It would also be possible to extract the "main" hexagon/pentagon points by taking the cell, first getting all unidirectional edges leaving the cell: https://h3geo.org/docs/api/uniedge#geth3unidirectionaledgesfromhexagon and then calling https://h3geo.org/docs/api/uniedge#geth3unidirectionaledgeboundary to get the line definition of that segment and taking just the first point of each one. But that's definitely not gonna be fast.

NickLucche commented 2 years ago

Okay I can see some utility in having a fast function although limited to even resolutions; furthermore, if I understand that correctly, pentagons should only appear at the vertices of the icosahedron, which are placed in generally "not-so interesting areas" and are always the same amount (I think).

I believe I can work with these assumptions for my use-case, even if I were to simply check the bounding box of an area against the icosahedron vertices beforehand to spot pentagons, thanks a lot!

ajfriend commented 2 years ago

@NickLucche, now that we've landed #234, you should be able to cimport the C and Cython functions to write fast Cython code however you'd like.

However, I don't think we'll officially release these changes in a 3x version of the library, since we're currently working on v4 and we need to clean up the Cython interface. But in the meantime, you can still play around with the changes by installing the unreleased code directly from the GitHub repo with something like:

pip install git+https://github.com/uber/h3-py

Here's a quick example notebook: https://gist.github.com/ajfriend/167afffde74bc08b0e809e10b92ecde3

NickLucche commented 2 years ago

Thanks for the heads-up, I'll be sure to try that out!
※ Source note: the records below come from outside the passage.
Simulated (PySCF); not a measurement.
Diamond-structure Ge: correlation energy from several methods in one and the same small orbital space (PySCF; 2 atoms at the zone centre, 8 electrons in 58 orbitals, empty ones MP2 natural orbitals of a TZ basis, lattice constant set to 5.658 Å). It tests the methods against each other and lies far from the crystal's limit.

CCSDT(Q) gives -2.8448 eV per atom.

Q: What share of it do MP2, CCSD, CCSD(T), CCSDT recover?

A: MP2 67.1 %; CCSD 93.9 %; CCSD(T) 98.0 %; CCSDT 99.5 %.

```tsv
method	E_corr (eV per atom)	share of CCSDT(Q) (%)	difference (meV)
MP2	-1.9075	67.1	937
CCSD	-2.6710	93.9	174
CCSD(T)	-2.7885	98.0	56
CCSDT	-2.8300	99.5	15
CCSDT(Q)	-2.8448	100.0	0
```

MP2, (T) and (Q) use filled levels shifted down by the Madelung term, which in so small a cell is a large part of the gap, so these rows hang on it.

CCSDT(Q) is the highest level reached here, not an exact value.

NickLucche commented 2 years ago

Following up on that, I've tested something very simple like this:

from cython cimport boundscheck, wraparound
from h3._cy.h3lib cimport H3int
import h3._cy as h3cy

@boundscheck(False)
@wraparound(False)
cpdef void h3_to_geo_boundary_vect(
    H3int[:] hexes,
    double[:, :, :] out
):

    cdef Py_ssize_t i, j

    for i in range(len(hexes)):
        pol = h3cy.cell_boundary(hexes[i], True)
        for j in range(7):
            out[i, j, 0] = pol[j][0]
            out[i, j, 1] = pol[j][1] 

# test code, hexes is a list of h3 ids covering the whole area of italy  
it = [h3cy.hex2int(h) for h in hexes]
out = np.zeros((len(hexes), 7, 2), dtype=np.float64)
h3_to_geo_boundary_vect(h3cy.from_iter(it), out)

and I've only observed very mild speedups when applied to hexes in the order of ~3e5 up to ~3e6, compared to the original [h3.h3_to_geo_boundary(h, geo_json=True) for h in hexes]. Here (np.zeros((len(hexes), 7, 2))) I've wrongly assumed that cell_boundary only returns hexagons, but as you've rightfully argued this is not always true (I really just wanted to test out a lower-bound in terms of speed).

I guess that unless I've made some very silly mistake in my sample code, for my use case one could make a more efficient version of cell_boundary always working in geo_json=True mode, writing results to a pre-allocated area of memory instead of returning a tuple to be later copied over. Still, I don't expect to be able to go much faster that this, due to the time it takes to simply execute the cell_boundary algorithm.

kylebarron commented 2 years ago

Some notes:

Given the above, if you used h3lib.h3ToGeoBoundary(h, &gb) directly, and copied that output into a numpy array, you could probably get a significant speedup.